I Am Sorry But Vijender Singh Is Losing: Samet Hyuseinov
Vijender Singh's next opponent, Samet Hyuseinov, has said that he does not view the Indian boxer as a threat in the upcoming clash.
Promising to be the most dangerous opponent that Vijender Singh has faced so far in his nascent pro career, Bulgarian Samet Hyuseinov said the Indian still punches like an amateur and is just not ready for an experienced fighter like him. (Vijender Singh Laughs Off Samet Hyuseinov's Beaten And Broken Threat)
The 29-year-old, who has fought 17 pro bouts -- winning seven and losing the rest --, will square off against India's first Olympic and World Championships bronze-medallist come Saturday in Manchester.
"I don't see Vijender as a threat, I don't see any boxer as a threat otherwise I wouldn't be a fighter. I take each fight as it comes. I don't think Vijender is ready to fight someone like me yet and he is saying what he will do to me as if I don't exist and he will stop me. I'm the most dangerous opponent to date for him," Hyuseinov told PTI in an interview.
Vijender has so far competed in two bouts since turning pro in July, knocking out both his previous opponents. Hyuseinov is, however, not impressed.
"That's just it, he's a successful amateur, this is professional, two totally different sports. Now he is stepping up against me and we will see what he is made of. He still punches like an amateur and he will feel the full force of a true professional now," he said.
Hyuseinov has claimed that he would send Vijender back to India beaten and broken. The India, on his part, has laughed off the threats, saying that he would answer aptly inside the ring.
"My strength is my heart and will. I do not want to lose and I will not lose against him. Of course, I am fit and strong and ready to face anything he will bring to the ring.
"Obviously Vijender has only had two pro fights, so he's fresh, I guess he is quite quick with his hands and has some power," he asserted.

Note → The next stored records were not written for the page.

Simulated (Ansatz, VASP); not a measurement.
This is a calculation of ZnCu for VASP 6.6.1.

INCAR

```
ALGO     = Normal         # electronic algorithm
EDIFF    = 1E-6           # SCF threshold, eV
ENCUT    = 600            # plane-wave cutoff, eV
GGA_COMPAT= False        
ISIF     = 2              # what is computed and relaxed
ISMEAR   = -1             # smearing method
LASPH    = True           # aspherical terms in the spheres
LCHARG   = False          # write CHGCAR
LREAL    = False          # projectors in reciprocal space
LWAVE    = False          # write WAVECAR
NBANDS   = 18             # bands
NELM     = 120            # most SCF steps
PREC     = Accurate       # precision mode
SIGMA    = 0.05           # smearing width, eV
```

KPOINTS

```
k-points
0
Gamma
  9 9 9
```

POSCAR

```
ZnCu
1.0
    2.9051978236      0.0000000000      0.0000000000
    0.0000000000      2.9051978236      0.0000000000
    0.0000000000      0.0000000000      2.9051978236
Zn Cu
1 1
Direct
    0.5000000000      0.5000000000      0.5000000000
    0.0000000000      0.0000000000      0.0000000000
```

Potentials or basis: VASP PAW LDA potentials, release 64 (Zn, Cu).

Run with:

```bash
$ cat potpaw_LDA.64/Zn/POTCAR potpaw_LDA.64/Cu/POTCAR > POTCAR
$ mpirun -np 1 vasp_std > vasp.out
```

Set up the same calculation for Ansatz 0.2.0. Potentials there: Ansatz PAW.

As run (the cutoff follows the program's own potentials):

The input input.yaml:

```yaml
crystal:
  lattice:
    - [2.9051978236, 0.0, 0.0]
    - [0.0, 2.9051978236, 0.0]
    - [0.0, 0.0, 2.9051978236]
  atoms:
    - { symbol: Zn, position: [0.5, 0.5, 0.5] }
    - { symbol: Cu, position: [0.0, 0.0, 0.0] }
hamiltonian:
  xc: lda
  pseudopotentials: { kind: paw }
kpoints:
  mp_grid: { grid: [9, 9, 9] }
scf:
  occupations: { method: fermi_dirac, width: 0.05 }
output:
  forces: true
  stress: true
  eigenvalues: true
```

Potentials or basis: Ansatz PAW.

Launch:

Speaking about himself, Hyuseinov revealed that he took up the sport when as a 10-year-old he survived a robbery attempt by older boys.
"I began boxing at the age of 10 in Bulgaria and took up the sport after I was attacked by some older boys who tried to rob me and I went to learn to defend myself after that," he said.
"And Believe me I am going to cause a big upset (for Vijender fans), I'm sorry India but your man is going to lose," he signed off.